The bagels that are now sold at the most fashionable cafés in the world have travelled a long gastronomic journey, which began in our region. Similar baked goods – the ancestors of the bagel – were first mentioned in the royal manor of Jogaila in 1394.
For a long time, bagel recipes were passed on by word of mouth, and the first recipe was published in Lithuanian by Liudvika Didžiulienė-Žmona in 1893. Only a skilled cook could make bagels according to this recipe, since the flour had to be measured by feel so that the end result was soft enough, but would also hold together. While some bagels were still boiling in the pot, you had to keep your eye on others in the oven, so the bagels always came out differently, depending on who was making them – it took a lot of experience to produce a batch where all the bagels were uniform, nicely shaped, and soft.
Senieji lietuviški receptai: Lietuvos gaspadinių receptai. Anželika Laužikienė, Rimvydas Laužikas, 2020. Vilnius University Publishing House
You will need:
- 1 L milk
- 2 kg wheat flour
- 1 tsp. salt
- 50 g fresh yeast, dissolved in water
- 4 eggs
- 50 g sugar
- 1 tbsp. butter
- 1 tbsp. sesame seed, black caraway seed or poppy seed
- Warm the milk to room temperature, stir in the salt, yeast, and part of the flour. The dough should be about the thickness of sour cream. Leave the dough to rise.
- When the dough rises, add the sugar, three eggs, and the melted (but not hot) butter; mix. Then add flour and knead. The dough should not stick to your hands. Divide the dough into pieces about the size of an apple and leave to rise a second time.

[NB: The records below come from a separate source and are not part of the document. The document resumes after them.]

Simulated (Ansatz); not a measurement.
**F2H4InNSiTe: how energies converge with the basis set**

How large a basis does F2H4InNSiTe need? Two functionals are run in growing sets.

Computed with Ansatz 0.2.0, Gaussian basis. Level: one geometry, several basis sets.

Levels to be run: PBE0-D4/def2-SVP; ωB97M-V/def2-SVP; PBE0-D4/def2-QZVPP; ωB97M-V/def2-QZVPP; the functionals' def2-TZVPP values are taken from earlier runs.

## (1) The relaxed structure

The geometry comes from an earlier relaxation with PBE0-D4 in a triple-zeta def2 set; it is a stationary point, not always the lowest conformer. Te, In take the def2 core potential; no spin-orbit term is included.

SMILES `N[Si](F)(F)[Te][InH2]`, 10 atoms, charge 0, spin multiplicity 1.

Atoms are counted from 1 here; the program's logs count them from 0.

- When the dough rises, form one bagel from each piece, then place them all on a floured table and leave to rise for a little while more.
- Once they rise, drop the bagels one by one into boiling water. Remove them when they float to the top and put them on a greased pan, brush them with egg wash, sprinkle them with the seeds, and put them in an oven preheated to 220°C for 15-20 minutes, or until nicely browned.